If albums had to be pitched to labels in the same way as movies, many would never get made.
Not so for Joy of Sects, Chemtrails‘ third release on Swedish tastemakers PNKSLM. They signed Chemtrails after seeing their first gig at Trans Pride in Brighton.
But if they did have to summarise Joy of Sects while label honchos Luke Reilly and Johan Alm lit up a fat one, it might go something like this… ‘Picture the scene: Six months after the apocalypse, streets, once teeming with life, form the brittle shell of a city whose ruins stand like hollow witnesses to man’s arrogance. The heavy silence in the air is broken only by the occasional whisper of wind through shattered windows or the ache of fractured structures. The sky, once a vast expanse of blue, has surrendered to the perpetual murk of ash and dust. But somewhere, in a bunker studio deep below it all, with guitar amps and instruments surrounded by a scattering of energy drink cans and pot noodles, there’s a crazy band playing the only songs that will ever need to be heard again…’

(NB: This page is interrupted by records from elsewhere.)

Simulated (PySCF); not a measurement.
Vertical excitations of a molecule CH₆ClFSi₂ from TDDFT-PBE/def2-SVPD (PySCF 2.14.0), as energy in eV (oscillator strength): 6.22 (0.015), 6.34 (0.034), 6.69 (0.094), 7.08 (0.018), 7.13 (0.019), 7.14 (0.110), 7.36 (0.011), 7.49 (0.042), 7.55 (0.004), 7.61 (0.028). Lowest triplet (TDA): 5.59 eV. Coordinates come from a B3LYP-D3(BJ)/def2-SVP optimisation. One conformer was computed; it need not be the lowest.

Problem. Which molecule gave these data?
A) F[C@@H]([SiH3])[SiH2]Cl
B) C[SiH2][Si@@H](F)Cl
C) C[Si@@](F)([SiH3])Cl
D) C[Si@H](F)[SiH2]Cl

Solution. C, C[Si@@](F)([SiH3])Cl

Joy of Sects sits in a previously unoccupied niche that, given the state of the world in 2024, feels like it’s about to get very real. Call it Glamourgeddon, Apopcalypso Punk, Fallout Indie or whatever you like, behind the killer guitar hooks, sardonic smiles and incisive wit, there is a serious post-everything, end-of-humanity, that’s it all-done-and-no-cigar kind of vibe to this album that is hard to shake off. It’s a delicious creepiness that Chemtrails have always had, but in the hands of producer Margo Broom (Fat White Family, Big Joanie) it scales up so magnificently and subtly, that you find yourself singing along gleefully as the world burns.
While urging us through their bizarre radioactive fun fair of sleazy fuzz punk and mutant psych disco, Mia Lust’s lyrics come for social injustice with fast and brutally humourous slashes. With track titles like ‘Detritus Andronicus’, ‘Mushroom Cloud 9’, and ‘Apocalypstick’ they put the ‘pun’ into sucker punch, and, best of all Chemtrails sound like they’re having fun in the process.
There are some brilliantly weird pop moments on Joy of Sects. Drop into any part of this album and you’ll be manically bobbing your head within seconds. ‘Superhuman Superhighway’ overclocks its krautrock rhythms with a clattering feverishness. The mesmerising coda of sweet and sour chord shifts at the end of ‘Business Class War Paint’ is chef’s kiss, and ‘Bang Bang’ takes 70s glam rock to the bank and steals its cash cards. Other highlights are ‘Join Our Death Cult’, which Chemtrails describe as “disgustingly poppy pop,” a blend of Bossanova-era Pixies, Los Campesinos! and Oasis Citrus Punch, and then there’s the thunderous psych guitar and back beats on ‘Sycophant’s Paradise’ as Lust sings “are you ready to be brutalised?”.
Joy of Sects holds up cracked shards of mirror to societal absurdities with a wicked smile and a heavy dose of potassium iodine. It’s a joyously sinister ride, a soundtrack to the apocalypse that makes you laugh and thrash about in equal measure. It’s really good, but the crucial question remains, have Chemtrails become more pop, or has pop become more Chemtrails?